Preface: Simple Agreement for Future Equity (SAFE) provides entrepreneurs with an option towards simplified financing on business ventures. While federal taxation can be a puzzle on a SAFE, the hybrid financing method has a place for certain ventures. This blog is to provide funding ideas for ventures to entrepreneurs who want to enjoy a first mile.
Credit: Donald J. Sauder, CPA
In recent years, a hybrid financing structure for start-up businesses has been introduced to the marketplace termed “Simple Agreement for Future Equity” (SAFE). Convertible debt has been used for decades to finance entrepreneurship. The SAFE is created to improve upon convertible debt with common characteristics:
- Conversion provisions for an early exit from the investment
- SAFE’s are not classified as a debt instrument, since they do not have a maturity date, so there is a chance the SAFE never converts to equity or repayment occurs; simplifies rules of startup financing.
- Since it is not a loan, there is no accrued interest
- Simplified documentation of the uniform agreement (if agreed to) saves start-ups and investors legal fees and reduces negotiations of the terms of the investment.

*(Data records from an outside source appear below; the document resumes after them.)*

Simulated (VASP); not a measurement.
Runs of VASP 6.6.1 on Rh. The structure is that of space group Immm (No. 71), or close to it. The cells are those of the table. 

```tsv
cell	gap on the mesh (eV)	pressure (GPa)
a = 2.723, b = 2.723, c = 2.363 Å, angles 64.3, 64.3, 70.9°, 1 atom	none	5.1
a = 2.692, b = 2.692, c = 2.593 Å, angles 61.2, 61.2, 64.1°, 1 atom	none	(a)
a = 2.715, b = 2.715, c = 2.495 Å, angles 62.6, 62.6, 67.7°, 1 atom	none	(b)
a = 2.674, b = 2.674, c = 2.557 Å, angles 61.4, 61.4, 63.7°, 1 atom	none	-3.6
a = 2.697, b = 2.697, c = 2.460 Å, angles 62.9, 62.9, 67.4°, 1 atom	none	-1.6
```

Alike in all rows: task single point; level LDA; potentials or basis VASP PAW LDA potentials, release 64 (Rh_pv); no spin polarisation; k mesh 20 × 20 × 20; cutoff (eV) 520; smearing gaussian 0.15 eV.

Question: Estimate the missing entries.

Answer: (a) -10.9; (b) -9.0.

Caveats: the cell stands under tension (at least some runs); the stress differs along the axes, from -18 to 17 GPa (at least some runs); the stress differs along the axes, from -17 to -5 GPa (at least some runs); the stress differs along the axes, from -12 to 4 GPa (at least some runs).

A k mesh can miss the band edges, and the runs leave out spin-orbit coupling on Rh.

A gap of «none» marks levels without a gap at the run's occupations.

Their are typically only two main negotiation terms for a SAFE , 1) valuation capitalization 2) Discount Rate.
The negatives of a SAFE are that they require incorporation of the investment; and investors assume all the risk since there is no priority decision to convert the debt; then founders typically receive less equity too, i.e. hinged to the negotiation of SAFE terms.
While SAFE tax treatment can be a puzzle of objective determinations and subject to tax court rulings, typically SAFE financing is more an equity investment than debt for federal taxation and highly sensitive to facts and circumstances; individual ruling differ. SAFEs are an ultimate gray area of tax codes.
Why a SAFE is advised
Most large business ideas are fueled with cash. A SAFE provides that cash with less risk to a business founder. SAFE has several advantages. First, a SAFE has no accruing interest rates on the investment, e.g. no cash outflow deadlines to investors while building the business. Secondly, with a SAFE most of the risk is passed to the investors.
Because a SAFE, if conversion occurs to equity, is on pre-negotiated terms in connection to future priced equity rounds, the post-money and pre-money basis are crucial. While a SAFE can be simple, if you’ve a venture capitalist who knows the street, modified terms require a good attorney to walk the path towards equity on the modified terms, before a pending conversion occurs. Spend the time and money to get it right.
SAFE financing has a real place in the business financing marketplace. Before you embark on a SAFE financing your advised to talk with a security attorney, then decide how much equity and control your willing to sell; and lastly, keep it simple.
Like all business financing, you need willing investors, but a well-planned, strategic SAFE can fund your business idea’s; and get them on the runway with a low risk financing.
This blog is for educational purposes only, and not be construed as tax, business, or legal advice. Talk with you accredited advisor before considering any SAFE decisions.